The 13-station press, manufactured by Allied Gear in 1999, includes seven UV flexo/hot air stations and six rotary screen printing units, as well as two stations for hot foil stamping. The press was acquired from the now-defunct American Label Company, of East Hanover, NJ. It has been living in tractor trailers, pending the completion of renovations to ROI Technologies' 42,000 square foot facility in Baltimore, MD.
The company anticipates using the press for high end pressure sensitive film products and cosmetic samples. With more than 50 percent of business currently devoted to the bottle wrap label market, however, the investment toward two completely different products seems unexpected. But looks can be deceiving.

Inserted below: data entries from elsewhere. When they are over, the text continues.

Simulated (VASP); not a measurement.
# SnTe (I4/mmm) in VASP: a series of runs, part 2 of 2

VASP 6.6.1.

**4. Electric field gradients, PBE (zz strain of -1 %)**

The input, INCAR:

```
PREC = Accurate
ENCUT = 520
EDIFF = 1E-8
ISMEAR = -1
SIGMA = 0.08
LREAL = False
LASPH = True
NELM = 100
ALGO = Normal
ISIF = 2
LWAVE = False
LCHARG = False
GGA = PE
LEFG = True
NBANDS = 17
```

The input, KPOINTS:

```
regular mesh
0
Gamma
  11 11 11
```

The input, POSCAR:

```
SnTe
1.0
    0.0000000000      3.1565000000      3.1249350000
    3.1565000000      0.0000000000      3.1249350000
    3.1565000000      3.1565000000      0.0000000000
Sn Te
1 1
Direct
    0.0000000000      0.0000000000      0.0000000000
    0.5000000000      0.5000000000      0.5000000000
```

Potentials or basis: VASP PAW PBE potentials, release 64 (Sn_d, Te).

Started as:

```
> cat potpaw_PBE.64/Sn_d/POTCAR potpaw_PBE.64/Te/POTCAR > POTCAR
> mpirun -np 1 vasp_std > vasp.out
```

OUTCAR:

"We recognize that we've got to have a more complete package to deliver to our perceived customer base out there. And by [purchasing the press], it adds a whole new dimension to our product line, but it's a dimension that can be used to augment the sales that we already have.
"In other words, many of our customers are buying products from somebody else that could be produced on this press. It's not like we're going out and finding a whole new market. We have already established ourselves in that market by providing those customers with different products. This just opens up the door to an expansion and a dilution of our sales from any one large market segment," says J. Timothy Roberts, president of the company.
|A bird's eye view of the ROI Technologies plant.|
Achieving success in a new niche is something the company has always done well. The purchase of this press does not mark the first time ROI Technologies has made a decision to move ahead and tackle other products lines.
A history of niche markets
The company was formed in 1987 when Roberts and former partner Dan O'Connor acquired the label division of Dulany-Vernay, an offset printer, out of bankruptcy. The struggling division posted approximately $750,000 in sales, had 15 employees and possessed three presses (only one — a 40" Wolverine press — is in use today).
Before going into bankruptcy, the division printed a variety of simple labels. According to Roberts, these included thermal weigh scale labels, Perdue chicken and POP labels, and racetrack tickets.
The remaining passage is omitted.